What is the full cost going to be?
Make sure you ask them what the total cost will be. Is the commission quote, for example, the full cost or will there be any additional costs on top?
If there are any extras on top of the commission, you will want to factor them into your budget and timeline. Such extra costs could be things like:
- Photos or drone footage
- Virtual tours
- Premium listings
- Other marketing expenses
- Energy Performance Certificate (EPC) is a common added extra charge that is required to legally sell your home in the UK
What contract options and terms are available?
All contracts’ terms and types are important, and when it comes to selling your home, they are doubly important. The contract will determine things like your commission rate and the length of time you will be tied into the agreement, which can sometimes turn out to be far longer than some would have hoped for.
Contract options include terms that you may not be familiar with, so ask for clarification.

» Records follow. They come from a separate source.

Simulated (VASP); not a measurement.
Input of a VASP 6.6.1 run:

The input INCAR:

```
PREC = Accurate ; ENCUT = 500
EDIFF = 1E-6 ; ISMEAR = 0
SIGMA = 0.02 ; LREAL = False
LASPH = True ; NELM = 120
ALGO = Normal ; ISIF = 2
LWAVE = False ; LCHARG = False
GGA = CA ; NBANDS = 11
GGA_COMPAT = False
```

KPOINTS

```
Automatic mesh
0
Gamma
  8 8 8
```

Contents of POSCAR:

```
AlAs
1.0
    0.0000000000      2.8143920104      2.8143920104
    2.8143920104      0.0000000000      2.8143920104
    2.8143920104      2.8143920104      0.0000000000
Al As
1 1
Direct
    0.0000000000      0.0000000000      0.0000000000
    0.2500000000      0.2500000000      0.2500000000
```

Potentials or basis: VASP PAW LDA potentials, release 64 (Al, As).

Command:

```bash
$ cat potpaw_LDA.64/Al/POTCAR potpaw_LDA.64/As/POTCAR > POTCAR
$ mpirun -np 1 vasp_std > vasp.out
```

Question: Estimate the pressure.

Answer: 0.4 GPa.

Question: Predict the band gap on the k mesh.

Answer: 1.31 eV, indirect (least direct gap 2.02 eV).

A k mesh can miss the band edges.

- Sole selling rights. This means that only your contracted agent is allowed to sell your property during the agreed upon length of time.
- Multi-agency. For a higher-than-normal fee, you can have the freedom to use more than one agent to sell your property. You only pay the agent that manages to sell it. One advantage with this contract type is that the agents will be competing to sell your house as quickly as possible.
- Sole agency. This contract type will still give the agent sole selling rights, but it also allows you, the seller, to be able to sell your own property if you can. If you are successful in selling it yourself before the agent does, you will not have to pay the agent’s fee.
Make sure to ask about what the tie-in period is for each type, typically being about 16 weeks for a sole agency contract, for example. During the tie-in period, you are not permitted to use a different agent to sell your home, even if you are dissatisfied with your current agent. Breaking the tie-in periods may come with a financial penalty fee, which you need to know about in advance.
Doing some research on the agent you are considering is one way you can alleviate any anxieties that you may have. Estate agents with a good reputation and quick turnaround times are the preferred choice.
What are their marketing methods?
Are they fully engaged with modern technology and the digital age? Will they utilise social media to the full and market their expansive database of contacts they have amassed over the years?
You are going to pay for a service, so you want to know what and how they intend to achieve it. If you are speaking to more than one agent, compare your answers and see which one impresses you the most.
Have they experience with selling similar houses in the area?
All properties are different, and you would ideally like your estate agent to have experience and knowledge of selling poppies in the area that are similar to your own. Ask to see samples and what price they got for them.
How was my valuation reached?
There’s no doubt the asking price for your property you settle on will be heavily influenced by your agent’s valuation. It is, therefore, a good idea to ask why and how they came to that valuation figure. The response should include data and statistics like current demand in the area, the condition of the property, and the agent’s experience with selling properties like yours in the area.
Is now the best time to sell?
Naturally, you will have personal reasons for wanting to sell at this present time; perhaps you must move due to work, etc., but ask your agent what they think about selling now and if the market conditions are conducive to getting the best price possible. If market conditions are not right for immediate selling, you could look at other options and wait a while.
What can I do to maximise my selling chances?
There are plenty of tips on the internet about what you can do to improve your property ready for sale, ranging from decorating in neutral colours to tidying up the lawn and outside areas for “curb appeal.” Your agent should be able to offer additional and specific advice based on market knowledge and what people are looking for with your type of property.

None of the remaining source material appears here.